My understanding with flash, having talked to someone who had to write his own wear-leveling code so his hardware could use cheap memory, is it's not so much the pure throughout that can kill a flash cell, but the write pattern that matters. My memory of the conversation is a bit hazy, but it's something like, in order to update even a single bit in a cell, it needs to be deleted and written to, and each cell only has so many write statistically before it's flagged no good. So to detroy a disk, you can strategically flip bits all over your disk, or with a disk with naive wear-leveling maybe just flip the same bit over and over. Good disks will make this harder with tricks like buffers (hopefully backed by batt/cap in the event of power outtage), and very clever wear-leveling algos, but you can definitely wear out flash memory with a fraction of the data and time you might expect if you have a truly pathological workload.
Flash memory is different from a regular drive, and it's to do with how it writes. You can't alter a single bit, you must rewrite the whole block and those can be anywhere from 256KB to 4MB or more. http://codecapsule.com/2014/02/12/coding-for-ssds-part-2-arc...

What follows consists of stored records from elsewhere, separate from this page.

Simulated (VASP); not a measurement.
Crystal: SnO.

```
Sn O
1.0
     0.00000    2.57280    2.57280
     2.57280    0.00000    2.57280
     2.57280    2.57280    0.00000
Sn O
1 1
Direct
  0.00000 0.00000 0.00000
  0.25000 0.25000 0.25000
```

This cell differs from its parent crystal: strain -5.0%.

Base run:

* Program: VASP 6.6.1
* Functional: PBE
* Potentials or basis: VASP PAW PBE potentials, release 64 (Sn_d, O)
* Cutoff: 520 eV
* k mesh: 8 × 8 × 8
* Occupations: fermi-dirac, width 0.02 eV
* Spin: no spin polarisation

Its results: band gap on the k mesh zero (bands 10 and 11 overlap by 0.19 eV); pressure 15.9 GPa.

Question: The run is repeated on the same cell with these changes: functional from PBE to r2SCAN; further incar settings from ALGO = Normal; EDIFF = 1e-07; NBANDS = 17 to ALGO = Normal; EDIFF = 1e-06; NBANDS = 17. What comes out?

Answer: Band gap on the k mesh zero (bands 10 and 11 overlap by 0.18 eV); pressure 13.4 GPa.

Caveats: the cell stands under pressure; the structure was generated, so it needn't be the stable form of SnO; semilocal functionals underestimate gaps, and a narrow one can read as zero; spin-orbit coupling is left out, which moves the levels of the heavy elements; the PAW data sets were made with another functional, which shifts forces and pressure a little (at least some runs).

Adding new bits is cheap, though, so if you can come up with an append-only strategy for your system and periodically combine those into a new, pristine version you'll get far more life out of your SSD than if you go around randomly flipping bits. Is Redis using memory-mapped files the problem here? Treating a file like memory is all fine and good until your random bit-flipping has to be directly persisted.
I wonder if future SSD firmware implementations will avoid wear by having a small buffer reserved for little post-write patches that can absorb a few small changes before having to commit to rebuilding the whole block.
Flash must be erased on a page boundary, the size of which varies, but ranges from 512 bytes up. The act of erasing a flash page turns all bits to 1s (0xFF for the entire page). When the flash IC breaks, you can usually tell by doing a blank check after erasing. Instead of being 0xFF all over, some bits will be "stuck" to 0. A common reason for a discrete IC flash part wearing out is that charge pumps are used to raise a low voltage like 3.3 V to 12-15 V which is required for erasing. These charge pumps are touchy and can die first, from what I have heard.